One problem with maintaining flat roofs is that if water does penetrate the barrier covering (be it traditional or a modern membrane), it can travel a long way before causing visible damage or leaking into a building where it can be seen. Thus, it is not easy to find the source of the leak in order to repair it. Once underlying roof decking is soaked, it often sags, creating more room for water to accumulate and further worsening the problem.
Another common reason for failure of flat roofs is lack of drain maintenance where gravel, leaves and debris block water outlets (be they spigots, drains, downpipes or gutters). This causes a pressure head of water (the deeper the water, the greater the pressure) which can force more water into the smallest hole or crack. In colder climates, puddle water can freeze, breaking up the roof surface as the ice expands. It is therefore important to maintain your flat roof to avoid excessive repair.
An important consideration in tarred flat roof quality is knowing that the common term 'tar' applies to rather different products: tar or pitch (which is derived from wood resins), coal tar, asphalt and bitumen. Some of these products appear to have been interchanged in their use and are sometimes used inappropriately, as each has different characteristics, for example whether or not the product can soak into wood, its anti-fungal properties and its reaction to exposure to sun, weather, and varying temperatures.

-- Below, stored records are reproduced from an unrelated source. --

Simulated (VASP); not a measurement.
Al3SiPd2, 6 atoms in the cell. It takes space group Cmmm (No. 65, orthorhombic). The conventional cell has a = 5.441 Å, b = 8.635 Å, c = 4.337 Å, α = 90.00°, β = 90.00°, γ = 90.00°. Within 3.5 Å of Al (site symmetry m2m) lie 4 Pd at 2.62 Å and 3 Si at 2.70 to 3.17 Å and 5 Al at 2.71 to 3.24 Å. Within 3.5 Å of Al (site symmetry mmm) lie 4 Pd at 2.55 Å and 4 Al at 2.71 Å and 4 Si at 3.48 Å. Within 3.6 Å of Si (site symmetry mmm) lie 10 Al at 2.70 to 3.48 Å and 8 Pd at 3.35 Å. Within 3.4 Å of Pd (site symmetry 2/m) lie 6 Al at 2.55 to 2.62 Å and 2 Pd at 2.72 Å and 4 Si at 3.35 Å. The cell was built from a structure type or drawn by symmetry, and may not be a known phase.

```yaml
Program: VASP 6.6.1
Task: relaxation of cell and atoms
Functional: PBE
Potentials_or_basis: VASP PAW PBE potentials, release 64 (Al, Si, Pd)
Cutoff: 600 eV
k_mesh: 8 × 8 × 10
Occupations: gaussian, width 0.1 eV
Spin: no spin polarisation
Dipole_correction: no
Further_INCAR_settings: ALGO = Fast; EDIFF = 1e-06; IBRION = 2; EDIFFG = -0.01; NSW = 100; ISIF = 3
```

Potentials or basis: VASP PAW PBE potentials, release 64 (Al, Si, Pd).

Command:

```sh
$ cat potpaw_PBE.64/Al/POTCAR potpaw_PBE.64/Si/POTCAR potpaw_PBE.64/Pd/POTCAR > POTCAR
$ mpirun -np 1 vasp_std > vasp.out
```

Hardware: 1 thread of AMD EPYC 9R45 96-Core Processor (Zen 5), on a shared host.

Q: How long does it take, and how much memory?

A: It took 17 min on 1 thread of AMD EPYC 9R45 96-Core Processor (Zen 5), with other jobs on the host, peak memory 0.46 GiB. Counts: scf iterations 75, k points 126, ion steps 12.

Modern flat roofs can use single large factory-made sheets such as EPDM synthetic rubber, PVC (polyvinyl chloride), TPO (thermoplastic polyolefin) etc. Although usually of excellent quality, one-piece membranes are called single plies are used today on many large commercial buildings. Modified bitumen membranes which are widely available in one meter widths are bonded together in either hot or cold seaming processes during the fitting process, where labor skill and training play a large part in determining the quality of roof protection attained. Reasons for not using one-piece membranes include practicality and cost: on all but the smallest of roofs it can be difficult to lift a huge and heavy membrane (a crane or lift is required) and if there is any wind at all it can be difficult to control and bond the membrane smoothly and properly to the roof.
Detailing of these systems also plays a part in success or failure: In some systems ready-made details (such as internal and external corners, through-roof pipe flashings, cable or skylight flashings etc.) are available from the membrane manufacturer and can be well bonded to the main sheet, whereas with materials such as tar papers this is usually not the case – a fitter has to construct these shapes on-site. Success depends largely on their levels of skill, enthusiasm and training – results can vary hugely.
Metals are also used for flat roofs: lead (welded or folded-seamed), tin (folded, soldered or folded-seamed) or copper. These are often expensive options and vulnerable to being stolen and sold as scrap metal.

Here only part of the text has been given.